Mike Tauchman is making $1.95 million this season. Cody Bellinger, meanwhile, is bringing home $27.5 million - making him the highest-paid player on the Chicago Cubs roster. Yet their performance has been almost identical, which has been a major problem for a team searching for more offensive firepower.
Bellinger hasn't been bad, by any means, but he's completely failed to slug (.269/.331/.410) which was a major piece of his resurgent campaign in 2023 when he slugged .525 and racked up 56 extra-base hits en route to NL Comeback Player of the Year honors. That's left a void in the middle of the Cubs' lineup that was constructed with the hope he would replicate his performance from a year ago.
Currently on the IL with a broken left middle finger, there's still no timetable for Bellinger's return to the lineup. We'll likely get an update from the team at some point this weekend now that the All-Star break is in the rearview mirror, but the simple truth is this: at no point this year has he been the driving force behind the offense.

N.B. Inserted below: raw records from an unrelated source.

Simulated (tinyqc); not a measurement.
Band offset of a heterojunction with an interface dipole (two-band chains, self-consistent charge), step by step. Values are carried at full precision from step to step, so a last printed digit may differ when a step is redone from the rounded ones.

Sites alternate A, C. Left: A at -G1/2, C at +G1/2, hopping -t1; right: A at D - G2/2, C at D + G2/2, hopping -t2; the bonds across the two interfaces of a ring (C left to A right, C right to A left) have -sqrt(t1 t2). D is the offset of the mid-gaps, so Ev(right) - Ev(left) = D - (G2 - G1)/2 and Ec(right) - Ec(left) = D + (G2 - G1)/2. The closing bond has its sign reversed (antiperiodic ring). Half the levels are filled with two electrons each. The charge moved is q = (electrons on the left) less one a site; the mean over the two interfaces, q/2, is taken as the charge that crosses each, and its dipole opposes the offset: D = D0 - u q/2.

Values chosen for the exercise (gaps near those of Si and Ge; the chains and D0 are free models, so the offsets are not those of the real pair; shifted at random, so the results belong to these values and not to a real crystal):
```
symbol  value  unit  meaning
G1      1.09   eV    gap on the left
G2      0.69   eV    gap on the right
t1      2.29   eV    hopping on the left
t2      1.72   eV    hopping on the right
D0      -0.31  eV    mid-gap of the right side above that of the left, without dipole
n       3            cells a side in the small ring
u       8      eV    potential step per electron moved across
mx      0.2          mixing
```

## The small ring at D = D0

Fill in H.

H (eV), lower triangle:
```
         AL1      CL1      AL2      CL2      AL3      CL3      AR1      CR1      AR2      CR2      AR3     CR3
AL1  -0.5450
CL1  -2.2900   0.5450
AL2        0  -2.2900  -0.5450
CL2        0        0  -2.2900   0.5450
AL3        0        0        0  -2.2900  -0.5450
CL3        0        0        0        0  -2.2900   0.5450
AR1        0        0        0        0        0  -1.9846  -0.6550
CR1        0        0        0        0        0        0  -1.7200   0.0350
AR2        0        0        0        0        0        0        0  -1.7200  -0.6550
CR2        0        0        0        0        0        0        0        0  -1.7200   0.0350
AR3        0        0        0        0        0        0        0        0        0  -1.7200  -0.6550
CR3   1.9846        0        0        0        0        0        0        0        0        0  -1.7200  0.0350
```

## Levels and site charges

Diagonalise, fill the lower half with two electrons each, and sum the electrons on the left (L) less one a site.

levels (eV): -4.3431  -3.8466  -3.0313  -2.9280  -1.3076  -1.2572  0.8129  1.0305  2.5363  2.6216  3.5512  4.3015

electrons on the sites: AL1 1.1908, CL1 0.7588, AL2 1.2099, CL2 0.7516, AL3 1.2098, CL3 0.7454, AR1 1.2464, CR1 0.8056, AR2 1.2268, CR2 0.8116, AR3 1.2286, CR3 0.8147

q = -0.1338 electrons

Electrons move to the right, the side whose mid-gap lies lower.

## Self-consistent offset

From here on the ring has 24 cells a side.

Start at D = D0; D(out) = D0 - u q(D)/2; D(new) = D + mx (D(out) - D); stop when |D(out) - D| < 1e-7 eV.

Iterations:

Tauchman, meanwhile, has been that guy a few times this year. In April, the veteran posted a .955 OPS, playing a major role in the Cubs' hot start. He's since cooled dramatically, and in an ideal scenario is a platoon bat off the bench given his dramatic left/right splits. But the fact that, despite nearly 100 fewer plate appearances, he's been nearly as valuable (0.9 bWAR to 1.1 bWAR) as Bellinger is troubling.
Without an impactful Cody Bellinger, the Cubs offense lacks power
The hope is that Bellinger returns from his injury at full strength and can light a fire under the offense the same way he did last summer. But that's far from a certainty. Since the end of May, Pete Crow-Armstrong has more home runs (2) than Bellinger (1). The power just hasn't been there and the thought of a lingering finger injury doesn't inspire confidence in a second-half rebound.
Chicago needs more from its highest-paid player - period. Tauchman's strong showing in 2024 has been a pleasant surprise, but you don't get to the postseason by relying on guys like this. His performance should be a cherry on top, rather than a driving factor. Otherwise, Jed Hoyer will be left facing a reckoning come October.